In the "Container" step, make the following selections:

  • Uncheck the "Use quickstart image"

  • Select "Docker Hub or other registries"

  • Select "Public"

  • Select Registry login server as docker.io

  • Set the Image and tag as keeper/automator:latest

  • Skip to "Container resource allocation"

  • For CPU and Memory, 0.5 CPU cores and 1Gi memory is sufficient, but this can be updated based on your volume of new device logins.

  • Create an environment variable called AUTOMATOR_CONFIG_KEY with the value from Step 1 above of the setup guide.

  • Create an environment variable called AUTOMATOR_PORT with the value of 8089

  • Create an environment variable called SSL_MODE with the value of none

  • Click "Next : Ingress >"

(4) Ingress Setup

On the Ingress setup screen, select the following:

  • Enable Ingress

  • Ingress traffic Accepting traffic from anywhere (we'll modify this in a later step)

  • Ingress type HTTP

  • Target port set to 8089

(5) Create Container App

Click "Review + Create" and then click "Create"

After a few minutes, the container app will be created and automatically start up.

Clicking on "Go to Resource" will take you to the container environment.

(6) Customize the Ingress Setup

To restrict communications to the Keeper Automator service, click on the "Ingress" link on the left side of the screen under the "Settings" section

  • Click on "Ingress"

  • Select "Allow traffic from IPs configured below, deny all other traffic"

  • Click "Add" to add two of Keeper's IPs and any of your IPs required for testing the service.

  • Click Save

Keeper Tenant RegionIP1IP2

US

54.208.20.102/32

34.203.159.189/32

US GovCloud

18.252.135.74/32

18.253.212.59/32

EU

52.210.163.45/32

54.246.185.95/32

AU

3.106.40.41/32

54.206.208.132/32

CA

35.182.216.11/32

15.223.136.134/32

JP

54.150.11.204/32

52.68.53.105/32

If you want to be able to run a health check, then consider adding your own IP address. Find your IP address at https://checkip.amazonaws.com

(7) Set up Scaling, Health Probes and Volume Mount

In order to prevent Azure from downscaling to zero instances, it's important to set the minimum number of instances to 1.

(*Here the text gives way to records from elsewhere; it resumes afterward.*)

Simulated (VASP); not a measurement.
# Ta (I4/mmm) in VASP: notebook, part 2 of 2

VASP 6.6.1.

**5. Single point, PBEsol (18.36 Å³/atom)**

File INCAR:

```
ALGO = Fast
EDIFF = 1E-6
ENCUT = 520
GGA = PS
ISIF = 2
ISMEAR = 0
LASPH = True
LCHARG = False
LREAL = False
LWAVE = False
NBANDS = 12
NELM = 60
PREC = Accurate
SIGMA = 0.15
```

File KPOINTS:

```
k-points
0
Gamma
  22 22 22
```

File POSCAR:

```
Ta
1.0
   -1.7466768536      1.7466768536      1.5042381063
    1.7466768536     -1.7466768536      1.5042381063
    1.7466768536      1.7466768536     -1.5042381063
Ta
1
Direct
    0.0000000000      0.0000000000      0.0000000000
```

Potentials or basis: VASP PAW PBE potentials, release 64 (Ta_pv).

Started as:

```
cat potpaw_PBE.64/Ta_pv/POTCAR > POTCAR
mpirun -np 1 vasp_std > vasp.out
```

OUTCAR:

Navigate to the "Containers" section under the "Application"

Click on the "Edit and deploy" section at the top and then navigate to the Scale section. Set the Min and Max replica to "1"

  • Next, click on the "Container" tab

  • Click on the container name link, in this case "keeperautomator" at the bottom

Navigate to Health Probes and enter the following under each section:

Under "Liveness probes":

  • Enable liveness probes

  • Transport: HTTP

  • Path: /health

  • Port: 8089

  • Initial delay seconds: 5

  • Period seconds: 30

Under "Startup probes":

  • Enable startup probes

  • Transport: HTTP

  • Path: /health

  • Port: 8089

  • Initial delay seconds: 5

  • Period seconds: 30

Under "Volume Mounts":

  • Select "Create new volume"

  • Add volume type automatordata

  • Add Mount Path as /usr/mybin/config

Finish the configuration

  • Click on Save

  • Then click on Create to build the new configuration

  • After a few minutes, the new containers should start up

(8) Retrieve the Application URL

From the Overview section of the Container App, on the right side is the "Application URL" that was assigned. Copy this and use this Application URL in the next step.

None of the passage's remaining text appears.